Passenger ID checks anger MP
Isles MP Alistair Carmichael is accusing the Home Office of planning to impose more stringent identification checks on passengers travelling on ferries to and from the mainland.
Home secretary Jacqui Smith published a new counter-terrorism strategy, known as CONTEST, in late March. Mr Carmichael is now highlighting the fact that the document states that a further announcement will be made this year on “new police powers to collect advanced passenger data on some domestic air and sea journeys”.
Mr Carmichael said: “It is wholly unacceptable that people living in the Northern Isles are to have their access to lifeline transport restricted for no good reason. It is already in my view excessive that we should have to produce photo ID on the ferries, and that the Home office now wants to prescribe what that photo ID should be takes it to a new level.
“This is something which requires the broadest opposition from local people and I shall be encouraging as many local people and organisations as possible to respond to the Home Office.”
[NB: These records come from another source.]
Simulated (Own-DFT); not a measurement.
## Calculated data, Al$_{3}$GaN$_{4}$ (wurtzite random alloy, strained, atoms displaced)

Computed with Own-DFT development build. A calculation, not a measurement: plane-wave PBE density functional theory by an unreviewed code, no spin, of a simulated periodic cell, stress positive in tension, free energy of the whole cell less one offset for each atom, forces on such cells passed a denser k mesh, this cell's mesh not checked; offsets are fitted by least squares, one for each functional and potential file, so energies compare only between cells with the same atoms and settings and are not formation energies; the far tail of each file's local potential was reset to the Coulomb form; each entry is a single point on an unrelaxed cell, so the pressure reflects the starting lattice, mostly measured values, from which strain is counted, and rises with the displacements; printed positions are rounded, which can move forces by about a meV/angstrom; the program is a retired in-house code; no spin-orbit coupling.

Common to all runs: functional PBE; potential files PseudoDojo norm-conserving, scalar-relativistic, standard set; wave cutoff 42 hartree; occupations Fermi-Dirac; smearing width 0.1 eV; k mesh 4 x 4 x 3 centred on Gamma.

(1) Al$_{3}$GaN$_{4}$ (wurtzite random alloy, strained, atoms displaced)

Mr Carmichael has written to the home secretary, the transport minister and the Scottish secretary outlining his opposition to the plans and asking for an explanation as to how making island residents provide more detailed identification before they travel to the mainland or adjacent islands will make the UK safer from terrorism.
But a Home Office spokeswoman said there would not be any substantive change in identification checks as a result of the new strategy. She said: “We will not be requiring passport checks for ferry trips to Scottish Islands. e-Borders applies to international journeys only.
“While the Police and Justice Act 2006 gives the police the power, subject to commencement through secondary legislation, to require a carrier, on request, to capture passenger and crew identity.
“The government intends to use these powers on routes between Great Britain and Northern Ireland only. This is to strengthen counter-terrorism checks on international travellers who attempt to evade checks by travelling through the Republic of Ireland into or out of the UK.”